Although Facebook started as an online hub for college students, its fastest-growing demographic is the over-25 crowd, which now accounts for more than half of the site's 140 million active members. Why is Facebook catching on among harried parents and professionals? "It makes me feel like I have a grip on my world," says Emily Neill, a 39-year-old single mother of two. Neill isn't a techie, per se — "I'll never have a phone that does anything but make calls," says the fashion consultant in Watertown, Mass. — but she stays logged on to Facebook all day at work and then spends an hour or two — or lately three — at night checking in with old acquaintances, swapping photos with close friends and instant-messaging those who fall somewhere in between. "It makes you feel like you're part of something even if you're neglecting people in the flesh," she says. (See the 50 best websites of 2008.)

Retreating behind a digital veil started long before the Internet existed, with the advent of answering machines. "People would call a phone when they knew the other person wasn't available to pick up," says Charles Steinfield, a professor at Michigan State University who co-authored a peer-reviewed study called "The Benefits of Facebook 'Friends.' " "It enabled them to convey information without forcing them to interact."

Enter Facebook, which provides a constant flow of information via short updates from everyone a user knows: a distant cousin is glad he skipped the cheeseburger chowder; a colleague has a new book on sale; a close friend is engaged or newly single. Jenny and I, along with three of our childhood pals from Saratoga Springs, N.Y., learned that a dear old friend had ended her seven-year relationship through a Facebook status change. We expressed dismay, albeit through Facebook's IM feature, that we had to learn such potent information in this impersonal way. (See the best social networking applications.)

Yet for many users, Facebook somehow remains distinctly personal. Although social-networking sites typically encourage connections among strangers — like on MySpace, where people converge through common interests, or online dating, where the whole point is to greet new faces — Facebook is geared toward helping people maintain existing connections. The site serves as a self-updating address book, keeping users connected no matter their geographical shifts. "There are people from my past life that I never would have tracked through 10 job changes and 20 e-mail changes," says Nicole Ellison, an assistant professor at Michigan State and lead author of the Facebook "Friends" study, which focused on undergraduate usage of the site. Facebook offers what she describes as a "seamless way of keeping in touch that doesn't involve all this work."

Perhaps this is the key. Jenny's online sociability and offline silence probably has less to do with digital retreating than time management. Facebook offers e-mail, IM and photo sharing in what Neill calls the "one-stop shopping" of online interaction. "It's not surprising to me that it's replacing other forms of communication," says Steinfield.
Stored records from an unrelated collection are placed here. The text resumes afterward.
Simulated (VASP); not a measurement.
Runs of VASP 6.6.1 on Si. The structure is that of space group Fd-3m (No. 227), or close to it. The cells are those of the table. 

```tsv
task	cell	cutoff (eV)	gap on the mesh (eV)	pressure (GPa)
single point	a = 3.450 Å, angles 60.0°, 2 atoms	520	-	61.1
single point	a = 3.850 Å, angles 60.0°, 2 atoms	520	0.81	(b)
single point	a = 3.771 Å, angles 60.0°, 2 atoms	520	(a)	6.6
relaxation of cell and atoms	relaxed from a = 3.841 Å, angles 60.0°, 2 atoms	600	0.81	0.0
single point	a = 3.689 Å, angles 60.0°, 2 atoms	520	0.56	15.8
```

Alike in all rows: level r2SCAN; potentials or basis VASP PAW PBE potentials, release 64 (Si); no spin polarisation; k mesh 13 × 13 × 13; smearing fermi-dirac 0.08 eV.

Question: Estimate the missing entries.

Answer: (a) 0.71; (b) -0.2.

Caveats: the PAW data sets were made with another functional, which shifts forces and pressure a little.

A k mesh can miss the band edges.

It's still surprising to me, however, this combination of Orwell and WALL-E that has humans watching one another through computer screens and socializing in quasi-isolation. Neill says Facebook has brought her closer to her already close friends, whom she has little time to see because of kids and work. "I know more about them now than I did when I was in regular contact with them," she says.

I believe her. But I can't help wondering: If for some reason Facebook suddenly ceased to exist, would people like Jenny revert to phone calls or visits, or would they lose touch altogether?

I probably won't find out. Instead, I gave in. Last week I sent Jenny a note — through Facebook, naturally — requesting a get-together. She accepted. When we met up, it seemed like we were closer than I had thought. I knew about Jenny's son's part in the school play, her sledding expedition and what she'd cooked for that big birthday dinner — information we would have shared if we still lived in the same neighborhood and talked regularly, the inane and intimate details that add up to life. The constant stream of data is a digital form of closeness. "A beautiful blossoming garden of information about your friends," as Neill puts it, adding, "I don't see how that can be a bad thing."